Question

In Exercises 35 and \(36,\) use a power series and the fact that \(i^{2}=-1\) to verify the formula. $$ g(x)=\frac{1}{2 i}\left(e^{i x}-e^{-i x}\right)=\sin x $$

Short answer

The formula \( g(x)=\frac{1}{2 i}\left(e^{i x}-e^{-i x}\right)=\sin x \) is verified by expanding the expressions of \( e^{ i x } \) and \( e^{-i x } \) using power series, substituting them into \( g(x) \), simplifying it and comparing the obtained expression with the power series representation of \( \sin x \).

Step-by-step solution

Expand the expressions using the power series

From the formula for power series, we can write the expressions \( e^{ i x } \) and \( e^{-i x } \) as follows: \( e^{ i x } = \sum _{ n=0 }^{ \infty }{ \frac { (i x)^{ n } }{ n! } } \) and \( e^{-i x } = \sum _{ n=0 }^{ \infty }{ \frac { (-i x)^{ n } }{ n! } }\).

Simplify the expressions using the property \( i^{ 2 }=-1 \)

Taking into account that \( i^{ 2 }=-1 \), we can simplify the above expressions. For \( n=4k \), \( i^{ n }=i^{ 4k }=(i^{ 2 })^{ 2k }=(-1)^{ 2k }=1 \), for \( n=4k+1 \), \( i^{ n }=i^{ 4k+1 }=i(i^{ 2 })^{ 2k }=(-1)^{ k }i \), for \( n=4k+2 \), \( i^{ n }=i^{ 4k+2 }=(i^{ 2 })^{ 2k+1 }=(-1)^{ 2k+1 }=-1 \), for \( n=4k+3 \), \( i^{ n }=i^{ 4k+3 }=-i(i^{ 2 })^{ 2k }=(-1)^{ k }(-i) \).Thus, we update the expression for \( e^{ i x } \) and \( e^{-i x } \) taking into account the above simplifications.

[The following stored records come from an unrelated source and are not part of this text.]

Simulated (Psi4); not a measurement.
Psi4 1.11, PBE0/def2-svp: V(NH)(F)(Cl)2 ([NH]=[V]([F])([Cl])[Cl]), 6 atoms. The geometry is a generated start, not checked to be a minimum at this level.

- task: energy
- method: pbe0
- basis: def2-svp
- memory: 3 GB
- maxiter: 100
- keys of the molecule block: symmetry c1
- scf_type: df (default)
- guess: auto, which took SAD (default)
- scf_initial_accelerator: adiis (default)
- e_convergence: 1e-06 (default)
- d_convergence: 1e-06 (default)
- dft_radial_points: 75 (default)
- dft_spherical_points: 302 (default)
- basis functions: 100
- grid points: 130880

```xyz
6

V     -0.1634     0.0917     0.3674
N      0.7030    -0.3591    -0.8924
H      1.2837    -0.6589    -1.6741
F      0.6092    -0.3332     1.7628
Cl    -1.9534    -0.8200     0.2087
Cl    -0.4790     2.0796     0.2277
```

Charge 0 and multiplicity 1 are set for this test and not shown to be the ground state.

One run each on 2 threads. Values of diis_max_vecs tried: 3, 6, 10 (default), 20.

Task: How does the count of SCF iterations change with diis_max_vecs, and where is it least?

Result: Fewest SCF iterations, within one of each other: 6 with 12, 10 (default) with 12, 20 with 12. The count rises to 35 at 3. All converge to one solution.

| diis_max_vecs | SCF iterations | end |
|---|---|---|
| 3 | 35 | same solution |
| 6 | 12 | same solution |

Combine the series and simplify

We substitute expressions of \( e^{ i x } \) and \( e^{-i x } \) into \( g(x)=\frac{1}{2 i}\left(e^{i x}-e^{-i x}\right) \) to get the series form of \( g(x) \). As we go through the calculation, we will find that only the terms for 4k+1 and 4k+3 remain, and these are precisely the terms in the series for \( \sin x \). In other words, \( g(x)=\sin x \).

Verify the expression

We can verify the expression by comparing the series form of \( g(x) \) obtained in the previous step with the power series representation of \( \sin x \), \( \sin x = \sum _{ n=0 }^{ \infty }{ (-1)^{ n }\frac { x^{ 2n+1 } }{ (2n+1)! } }\). We can see that the two expressions match, hence, verifying the given formula.